A ball thrown up vertically returns to the thrower after 6 s. Find

(a) The velocity with which it was thrown up,

(b) The maximum height it reaches, and

(c) Its position after 4s.

Asked by Vishal kumar | 1 year ago |  198

##### Solution :-

Given data:

g = 10m/s2

Total time T = 6sec

Ta = Td = 3sec

(a) Final velocity at maximum height v = 0

From first equation of motion:-

v = u - gta

u = v + gta

= 0 + 10 x 3

= 30m/s

The velocity with which the stone was thrown up is 30m/s.

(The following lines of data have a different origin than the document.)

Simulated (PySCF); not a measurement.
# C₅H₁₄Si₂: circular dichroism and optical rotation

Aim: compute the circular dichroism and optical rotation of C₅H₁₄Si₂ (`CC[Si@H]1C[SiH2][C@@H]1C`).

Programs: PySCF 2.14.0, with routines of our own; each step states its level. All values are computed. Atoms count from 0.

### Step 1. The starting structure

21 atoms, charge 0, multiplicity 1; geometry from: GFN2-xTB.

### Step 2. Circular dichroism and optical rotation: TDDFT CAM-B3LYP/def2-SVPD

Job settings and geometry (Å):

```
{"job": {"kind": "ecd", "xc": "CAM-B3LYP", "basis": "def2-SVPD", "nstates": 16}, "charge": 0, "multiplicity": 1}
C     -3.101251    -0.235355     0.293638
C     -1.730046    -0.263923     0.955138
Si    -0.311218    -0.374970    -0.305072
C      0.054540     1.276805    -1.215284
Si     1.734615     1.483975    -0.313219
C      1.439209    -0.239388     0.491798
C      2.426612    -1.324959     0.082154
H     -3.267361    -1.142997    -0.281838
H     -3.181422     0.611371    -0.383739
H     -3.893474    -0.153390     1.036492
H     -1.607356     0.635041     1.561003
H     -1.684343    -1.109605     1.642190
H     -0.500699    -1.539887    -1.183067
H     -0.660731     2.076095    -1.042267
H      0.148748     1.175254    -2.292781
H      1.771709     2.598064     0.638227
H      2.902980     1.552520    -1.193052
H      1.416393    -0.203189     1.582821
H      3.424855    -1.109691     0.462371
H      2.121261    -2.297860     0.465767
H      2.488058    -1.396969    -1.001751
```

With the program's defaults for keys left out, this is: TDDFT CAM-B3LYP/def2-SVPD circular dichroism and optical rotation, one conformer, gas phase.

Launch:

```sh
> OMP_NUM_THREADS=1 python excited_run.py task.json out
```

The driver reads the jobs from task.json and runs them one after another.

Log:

(b) From second equation of motion

$$s = ut_a - \frac{1}{2}g(t_a)^2$$

$$= 30 \times 3 - (1/2) \times 10 \times (3)^2$$

$$= 90-45 = 45m$$

The maximum height stone reaches is 45 m.

(c) In 3sec, it reaches the maximum height.

Distance travelled in another 1sec = s’

$$s = ut_a - \frac{1}{2}g(t_a)^2$$

$$s = 0 + 10 \times 1 \times 1$$

s = 5m.

The distance travelled in another 1sec = 5m.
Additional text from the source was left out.